There is so much change when students take the leap into secondary education.
But the region’s first autism-specific high school hopes its program will help adolescents develop the necessary skills to gain inclusion within the community.
An estimated one in 70 Australians, or about 230,000 people, have autism – a lifelong condition that affects, among other things, the way an individual relates to their environment and interacts with other people.
Aspect Hunter School principal Lara Cheney says the focus, from four years of age, has been to transition children on the autism spectrum to local schools.
The Thornton-based site is now set to open a new high school to its foundation students on Friday 1 February.
“For some children, they maintain primary school placements and cope really well with one teacher, one classroom, and the same group of students,” she tells Newcastle Weekly.
“The whole school knows them and understands and supports them.
“But when they move into the high school years, learning becomes a lot more of a challenge and the social relationships become a lot more abstract – they’re often moving from one classroom to another with up to seven teachers and each one has a different style.
“Students with autism will often learn the rules and will apply those rules but, in a high school environment, there’s so much change.”
Apart from the usual curriculum, the school also aims to build a horticultural centre, including a vegetable garden, an industrial kitchen, a technology centre, and an outdoor gymnasium and cafe.
Ms Cheney adds it will move from 139 students to 164 across seven sites.
She says the high school plans to start with 13 pupils and then increase over the next two years until it reaches full capacity.
“Having this facility has provided the opportunity to move some of our middle school-aged students over here and then enrol our high school students as well,” she says.
“So, we’re servicing our wait list more readily.
“We’re also exploring a distance education provider so that we can reach more people across NSW.
“We’ll move lots of children through this program as they develop their skills, whether it be further education, employment or another school that’s less specialised.”
A well-known local property developer, Hilton Grugeon, has been instrumental in the high school’s progress.
Mr Grugeon asked for tradespeople to donate their time on the project, with painters, electricians and plumbers among those who answered the call.
They have since worked around the clock, often in stifling heat, to finish it before Term 1 starts next week.

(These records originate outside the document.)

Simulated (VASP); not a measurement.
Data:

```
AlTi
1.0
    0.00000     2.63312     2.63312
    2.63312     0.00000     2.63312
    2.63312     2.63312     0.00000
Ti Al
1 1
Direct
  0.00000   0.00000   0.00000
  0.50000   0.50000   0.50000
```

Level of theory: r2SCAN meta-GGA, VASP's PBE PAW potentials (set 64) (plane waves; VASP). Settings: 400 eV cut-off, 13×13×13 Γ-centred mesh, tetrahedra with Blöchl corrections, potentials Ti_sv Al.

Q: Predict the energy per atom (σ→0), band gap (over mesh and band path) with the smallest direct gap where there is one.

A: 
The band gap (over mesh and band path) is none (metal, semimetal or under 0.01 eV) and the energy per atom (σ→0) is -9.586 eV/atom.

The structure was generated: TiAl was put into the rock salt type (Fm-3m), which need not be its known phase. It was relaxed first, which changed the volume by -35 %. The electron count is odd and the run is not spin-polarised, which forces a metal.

Mr Grugeon says the community’s support is remarkable.
“Aspect is not paying one cent – it’s all donated,” he says.
“Seven years ago, when we built that [original school], we then talked about: ‘Do we need high school facilities?’”
“The consensus was ‘No, we really want to get them into mainstream school special classes.
“But, there are just some kids who can’t make that transition and, without this facility, may end up not going to school.”